By Anil Datta
A two-day seminar on the role of women in trade policy formulation opened at a local hotel on Tuesday morning. The seminar is sponsored by the US Agency for International Development (USAID).
Inaugurating the seminar, Martin Schulman, an official of the USAID office at Islamabad, said the programme aimed at promoting gender-balanced trade policies.
“The USAID programme aims at development, collaboration, stabilisation, and good governance in various fields. It has brought large capacity-building programmes in the education, health and social development sectors,” he said.
Denise Herbol, the USAID provincial director for Sindh and Balochistan, said, “Women require access to market intelligence and must be given the ability to mobilise resources effectively to meet market demands, scale up, and respond to trade opportunities. We recognise the need for women to have the managerial and organisational resources and skills to develop business and export readiness and to manage and organise their businesses effectively”.

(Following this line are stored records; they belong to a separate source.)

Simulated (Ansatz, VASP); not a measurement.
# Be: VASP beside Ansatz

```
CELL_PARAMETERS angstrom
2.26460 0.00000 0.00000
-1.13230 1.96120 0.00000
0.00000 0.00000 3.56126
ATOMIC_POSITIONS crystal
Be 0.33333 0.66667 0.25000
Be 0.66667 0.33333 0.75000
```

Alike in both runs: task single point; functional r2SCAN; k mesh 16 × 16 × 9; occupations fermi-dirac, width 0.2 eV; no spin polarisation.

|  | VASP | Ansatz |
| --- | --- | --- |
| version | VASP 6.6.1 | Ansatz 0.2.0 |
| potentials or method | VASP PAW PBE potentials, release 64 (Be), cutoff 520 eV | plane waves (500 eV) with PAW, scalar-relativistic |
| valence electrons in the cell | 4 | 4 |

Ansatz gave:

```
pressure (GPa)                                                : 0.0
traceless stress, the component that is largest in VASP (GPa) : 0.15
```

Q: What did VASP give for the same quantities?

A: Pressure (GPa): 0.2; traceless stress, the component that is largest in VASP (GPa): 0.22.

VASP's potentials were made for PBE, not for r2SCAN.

Later on, while talking to The News, she said, “It is heartening to see the interest elicited by women in such entrepreneurial training programmes and to see the participation of women in all spheres, even those that were hitherto considered purely a men’s domain.”
A large number of women entrepreneurs attended the round-table sponsored by the USAID’s project Pakistan Regional Economic Integration Activity (PREIA). The participants came from a wide spectrum of vocations, from fashion designing to industrial projects, their export and other matters pertaining to these. There were women from the corporate sector, academia, and think tanks and the discussions pivoted around gender inclusion in Pakistan’s trade policy formulation.
Participants shared their views and experiences they came across in the course of their functioning. The opening technical session was conducted by Roubina Taufiq, former Director-General of Pakistan’s Trade Disputes Resolution Office and presently at the Pakistan Institute of Development Economics (PIDE), Islamabad. She dwelt at length on various aspects of export and import operations and various laws and treaties governing these operations. Her views elicited an animated response.
The USAID-PREIA project is a five-year initiative to further the development of Pakistan’s trade sector. Under the provisions of the project, a series of round-table discussions is being conducted as part of the women’s leadership Development Programme (WLDP) in collaboration with the USAID Training for Pakistan Project. The WLDP seeks to support women from various trade sectors like the government, the corporate sector, the academia, business and to brush up their skills to include them in the development sector.
Women, ostensibly, seemed to welcome the programme, as indicated by the opinions expressed to The News.
A fashion designer, Irum Fawwad, talking to The News, said that she welcomed the programme as it gave women entrepreneurs an insight into the more technical and complicated aspects of trade and exports. She thought that such a programme was highly warranted.
Mehreen Elahi, a noted exporter of the Art pieces and handicrafts, said such a programme was very useful as it would spur formation of women’s associations in the field that would help them get greater insight into export matters and spur their participation in the process of trade policy formulation.
Apart from Karachi, such round-table discussions have already been held in other cities where participants from Islamabad, Rawalpindi, and Azad Kashmir were in attendance.